Rob Price
Gutbrain Records
rob + gutbrain.com = email


2017 April 26 • Wednesday

Here's a neat record: Jack Costanzo, a.k.a. Mr. Bongo!

The cover is really amazing.

This CD compiles various recordings that feature Jack Costanzo on bongos. I'm no expert on hand percussion or Latin jazz, but the music is irresistibly hot and driving. It's almost impossible to sit still for it.

Jazz was huge in American popular culture in the 1950s, as were, briefly, the sounds of calypso and mambo. Costanzo rode this wave of popularity, even getting a cameo in an episode of Johnny Staccato.

Costanzo also taught bongos and had many famous students. Check out this mind-blowing video of him with Marlon Brando.

If you're at all interested, Mr. Bongo is a great CD to have.


2017 April 24 • Monday

Yasushi Akutagawa's music for Writhing Tongue is one of the greatest synth scores of all time, and the 462nd Soundtrack of the Week.

There's a wide range of mood and atmosphere here, especially in the pieces that sound as though they're less likely to have a life outside of dramatic underscore.

It's sometimes textural or noisy, other times lilting, melodic, romantic, groovy. It might remind you of Goblin or Vangelis or John Carpenter but it's very much its own thing.
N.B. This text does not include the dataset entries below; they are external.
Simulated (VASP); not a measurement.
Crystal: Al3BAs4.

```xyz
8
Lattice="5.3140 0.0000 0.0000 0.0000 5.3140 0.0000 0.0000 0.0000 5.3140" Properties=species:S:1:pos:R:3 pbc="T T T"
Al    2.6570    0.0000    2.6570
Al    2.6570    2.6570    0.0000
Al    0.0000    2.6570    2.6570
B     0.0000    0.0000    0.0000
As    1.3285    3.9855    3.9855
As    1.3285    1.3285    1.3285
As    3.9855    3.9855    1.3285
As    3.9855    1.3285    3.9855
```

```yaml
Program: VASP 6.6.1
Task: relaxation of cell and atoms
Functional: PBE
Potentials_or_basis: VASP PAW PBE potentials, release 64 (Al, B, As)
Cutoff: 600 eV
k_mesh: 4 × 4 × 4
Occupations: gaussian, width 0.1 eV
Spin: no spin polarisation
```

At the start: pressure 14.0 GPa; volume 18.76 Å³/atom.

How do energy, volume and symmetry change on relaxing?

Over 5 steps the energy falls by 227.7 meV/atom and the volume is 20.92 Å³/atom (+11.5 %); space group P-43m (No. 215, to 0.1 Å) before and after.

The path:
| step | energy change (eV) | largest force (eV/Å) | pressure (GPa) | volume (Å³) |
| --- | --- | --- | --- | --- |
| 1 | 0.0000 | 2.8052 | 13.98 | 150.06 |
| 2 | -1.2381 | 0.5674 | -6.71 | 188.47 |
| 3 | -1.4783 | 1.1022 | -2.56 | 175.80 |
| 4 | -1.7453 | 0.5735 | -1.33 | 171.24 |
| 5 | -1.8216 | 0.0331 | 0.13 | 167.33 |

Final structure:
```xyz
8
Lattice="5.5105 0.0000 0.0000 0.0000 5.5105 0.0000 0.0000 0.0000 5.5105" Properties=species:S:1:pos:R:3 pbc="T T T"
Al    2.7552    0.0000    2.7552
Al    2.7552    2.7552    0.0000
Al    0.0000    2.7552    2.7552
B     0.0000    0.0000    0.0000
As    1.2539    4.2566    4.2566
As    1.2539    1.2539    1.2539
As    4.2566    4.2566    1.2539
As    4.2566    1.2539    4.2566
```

There's also a bit from the Bach cello suite, actually played on a cello, a stark contrast to the electronic tones that prevail everywhere else.


2017 April 21 • Friday

While I do buy books because I like their covers, one condition is that I have to be able to imagine myself reading them someday. And that's why I ended up reading Edson McCann's Preferred Risk.

Who was Edson McCann? Turns out he was Frederick Pohl and Lester Del Rey, writing under a pseudonym because of the science-fiction contest mentioned on the front cover. Gizmodo has the story.

But I didn't know any of that when I read the book. So how is it, on its own terms?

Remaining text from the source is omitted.